How should I try to evaluate the integral $\int_a^b \sqrt{1 + \frac{x^2}{r^2 - x^2}} \; dx$

Question

I've tried to evaluate $\displaystyle\int_{-r}^r \sqrt{1 + \frac{x^2}{r^2 - x^2}} \; dx$ on my own, but I have encountered a problem I cannot get around.

The indefinite integral $\sqrt{\frac{r^2}{r^2-x^2}} \sqrt{r^2-x^2} \tan ^{-1}\left(\frac{x}{\sqrt{r^2-x^2}}\right) + C$ is undefined at both limits of integration

(the fractions $\frac{r^2}{r^2-r^2} = \frac{r^2}0 = \text{indetermined}$ and $\frac{({-r})^2}{r^2-r^2} = \frac{r^2}0 = \text{indetermined}$)

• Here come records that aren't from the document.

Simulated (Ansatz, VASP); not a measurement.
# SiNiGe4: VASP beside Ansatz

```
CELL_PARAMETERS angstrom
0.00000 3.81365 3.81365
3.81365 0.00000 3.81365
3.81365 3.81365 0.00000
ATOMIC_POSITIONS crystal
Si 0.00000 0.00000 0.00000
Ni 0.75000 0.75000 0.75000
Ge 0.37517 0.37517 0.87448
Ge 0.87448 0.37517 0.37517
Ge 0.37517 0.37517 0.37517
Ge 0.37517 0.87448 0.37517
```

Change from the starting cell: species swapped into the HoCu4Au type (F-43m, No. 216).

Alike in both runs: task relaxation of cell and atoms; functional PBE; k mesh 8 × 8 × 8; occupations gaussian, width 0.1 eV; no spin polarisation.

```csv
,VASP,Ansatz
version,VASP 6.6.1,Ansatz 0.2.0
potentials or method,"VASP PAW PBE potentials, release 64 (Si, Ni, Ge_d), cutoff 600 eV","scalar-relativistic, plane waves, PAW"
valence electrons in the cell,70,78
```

so I really don't know what to do. Apparently, the value of this integral should be $\pi r.$ Any help would be appreciated.

Answer 1

$$\displaystyle\int_{-r}^r \sqrt{1 + \frac{x^2}{r^2 - x^2}} \; dx=2r\int_{0}^r \frac{1}{\sqrt{r^2-x^2}}dx=2r\,\left. {{\sin }^{-1}}\left( \frac{x}{r} \right) \right|_{0}^{r}=r\pi$$

Answer 2

hint...The integrand is equivalent to $$\frac {r}{\sqrt{r^2-x^2}}$$

Answer 3

I think you can just find a common denominator and get to $\int \frac{r}{\sqrt{r^2-x^2}}dx=\int \frac{1}{\sqrt{1-(\frac{x}{r})^2}}$. Then you are a u-sub away from finding it as $r\arcsin(\frac{x}{r}) + C $